The game we played on the way was a sort of speed dating meet and greet. Those of us sitting by the windows stayed where we were. Those seated by the aisle rotated to a different seat every few minutes.
I introduced myself to yet another person and shared some personal information. “Are you a Christian?” she asked. “Yes,” I answered, somewhat taken aback by the directness of the question. “Me too,” she replied, “I’m Mormon”. Again, so direct. Before I could ask anything else, the timer went off, and she had to move on.
I was left with questions.
I had known other Mormons, gone to school, played sports, hung out in the neighborhood, but never heard one say they were Christian. Was she right? Are Mormons Christians? Do their beliefs match up? Do we belong to the same faith tradition? Why is their Bible so much bigger? Why don’t they drink soda?
This article looks at the differences between Mormon teaching and Christianity. Of course, Christianity has a wide array of differences between denominations, so the discussion will be pretty general, dealing with broad topics.
Joseph Smith and the Latter-Day Saint Movement
Mormonism began in the 1820s upstate New York, where a man named Joseph Smith claimed to have received a vision from God. With the organization of the Church of Christ (not related to the denomination of the same name today) and the publication of the Book of Mormon in 1830, Joseph Smith founded what today is called the Church of Jesus Christ of Latter-Day Saints (LDS).

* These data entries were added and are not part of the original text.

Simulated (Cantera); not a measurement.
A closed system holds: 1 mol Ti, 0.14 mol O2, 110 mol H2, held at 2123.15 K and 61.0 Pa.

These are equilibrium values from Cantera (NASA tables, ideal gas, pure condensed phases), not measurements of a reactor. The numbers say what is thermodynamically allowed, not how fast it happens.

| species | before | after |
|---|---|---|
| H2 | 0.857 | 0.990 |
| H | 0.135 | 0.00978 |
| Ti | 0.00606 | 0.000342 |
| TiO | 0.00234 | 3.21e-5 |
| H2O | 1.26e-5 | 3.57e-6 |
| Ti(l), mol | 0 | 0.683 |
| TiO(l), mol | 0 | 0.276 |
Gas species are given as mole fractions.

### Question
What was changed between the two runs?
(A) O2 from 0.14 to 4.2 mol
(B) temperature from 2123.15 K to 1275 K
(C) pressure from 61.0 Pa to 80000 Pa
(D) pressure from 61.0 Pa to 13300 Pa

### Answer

This movement was among several restoration movements in North America happening at this time. These movements believed that the Church had been corrupted over the centuries and needed restoring to the original teaching and activity intended by Jesus Christ. The view of corruption and restoration was extreme for Smith and his followers.
What Did the Mormons Believe?
Mormons believe that the early church was corrupted soon after its founding by philosophies from Greece and other regions. Of particular importance for this “Great Apostasy” was the martyrdom of the twelve apostles, which disrupted the authority of the priesthood.
Accordingly, God had restored the early church through Joseph Smith, as evidenced by his revelations, prophecies, and the visitation by numerous angels and biblical figures such as Moses, Elijah, Peter, and Paul.
Mormons believe that the LDS Church is the only true church while other Christian churches may have partial truth in their teaching and participate in good works. The primary difference in this history from Christianity is how LDS severs itself from church history.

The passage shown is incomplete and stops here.